Can we already talk about one of the electronic albums of the year? Eeeeeeee, Picture‘s new record, makes a strong case. The Danish producer, born Natal Zaks and known for countless aliases and parallel projects, takes a decisive turn here, reshaping his path through ambient and dub techno with the mindset of a true experimenter. From the deep house of DJ Central to the cyber-fluid ambient of Palta, through key collaborations such as the warehouse-leaning outsider house of Regelbau, the cloud-like textures of Hi Mount, and the futuristic rhythmic constructions of Nl100, Zaks’ career has expanded.
With the Picture alias, launched in the early 2020s, he released Untitled in 2022, a tape on Help Recordings, the label he co-founded with DJ Sports: a cassette driven by tech euphoria, marked by a lo-fi essentialism that shaped much of his earlier work. In this light, Eeeeeeee lands like a jolt. The sound sharpens decisively, and the opener Waaaaaaaa immediately sets the tone: the warmth of magnetic tape disappears and, after a long cybernetic intro, a punchy yet fluid loop takes form, constantly reshaped through shifting filters. It sounds like hardgroove slowed down, propelled by a distinctly experimental impulse.
Tyyyyyyyyy revisits patterns rooted in 1990s tradition and reshapes them with a bouncy yet cerebral approach, as if the club were merely a hypothesis rather than a physical space. Heeeeeeee unfolds like an ambient dub tremor. Its rhythmic pattern recalls Enforcement by Cyrus, while a meditative pad stretches above it, subtly shifting its weight. It feels like imagining a strain of deep techno conceived before the genre fully existed, yet performed with technologies more advanced than our own.
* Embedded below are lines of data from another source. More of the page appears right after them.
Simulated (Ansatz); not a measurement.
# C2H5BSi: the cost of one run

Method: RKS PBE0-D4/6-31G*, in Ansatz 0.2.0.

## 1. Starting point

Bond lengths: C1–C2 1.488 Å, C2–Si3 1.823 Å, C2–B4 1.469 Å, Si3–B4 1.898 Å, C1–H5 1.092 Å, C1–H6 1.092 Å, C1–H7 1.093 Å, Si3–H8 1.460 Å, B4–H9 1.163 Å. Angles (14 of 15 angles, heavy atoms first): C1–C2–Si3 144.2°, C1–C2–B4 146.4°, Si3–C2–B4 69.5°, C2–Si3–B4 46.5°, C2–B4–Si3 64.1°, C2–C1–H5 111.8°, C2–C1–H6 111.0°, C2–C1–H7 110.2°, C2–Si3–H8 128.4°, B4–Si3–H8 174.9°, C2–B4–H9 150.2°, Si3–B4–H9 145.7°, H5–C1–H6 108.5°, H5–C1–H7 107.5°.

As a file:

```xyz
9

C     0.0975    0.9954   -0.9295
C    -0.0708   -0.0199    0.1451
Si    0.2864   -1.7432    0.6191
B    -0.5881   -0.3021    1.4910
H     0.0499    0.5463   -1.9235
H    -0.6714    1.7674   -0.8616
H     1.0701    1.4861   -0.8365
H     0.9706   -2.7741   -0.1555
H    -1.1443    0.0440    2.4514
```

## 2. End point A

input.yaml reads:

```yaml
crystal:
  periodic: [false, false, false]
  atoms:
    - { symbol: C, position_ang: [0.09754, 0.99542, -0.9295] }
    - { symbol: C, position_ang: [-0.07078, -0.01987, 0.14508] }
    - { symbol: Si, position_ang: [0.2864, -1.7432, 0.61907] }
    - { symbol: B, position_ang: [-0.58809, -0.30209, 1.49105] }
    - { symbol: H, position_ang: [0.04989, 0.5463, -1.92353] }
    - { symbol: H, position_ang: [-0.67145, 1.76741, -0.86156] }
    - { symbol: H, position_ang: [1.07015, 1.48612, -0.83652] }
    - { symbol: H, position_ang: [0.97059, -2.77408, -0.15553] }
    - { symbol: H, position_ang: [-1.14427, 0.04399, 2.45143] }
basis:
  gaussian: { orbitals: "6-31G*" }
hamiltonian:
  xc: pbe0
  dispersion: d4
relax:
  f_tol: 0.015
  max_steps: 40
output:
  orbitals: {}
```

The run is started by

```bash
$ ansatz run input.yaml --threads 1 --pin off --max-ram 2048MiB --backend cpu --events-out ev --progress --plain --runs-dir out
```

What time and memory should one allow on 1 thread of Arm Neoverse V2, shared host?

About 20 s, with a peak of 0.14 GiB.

On Keeeeeee, an opening loop evokes Jeff Mills’ Purpose Maker era before expanding into a dub-driven anthem reminiscent of Deepchord. These are not nostalgic nods but tensions reshaped within a sharper framework. Yeeeeeee develops through gradual timbral shifts over a soft seismic undercurrent, while Qeeeeeeee sketches opaque landscapes punctuated by futuristic fragments built on unconventional structures. Delivered to Short Span, the album pushes against the boundaries of an entire scene.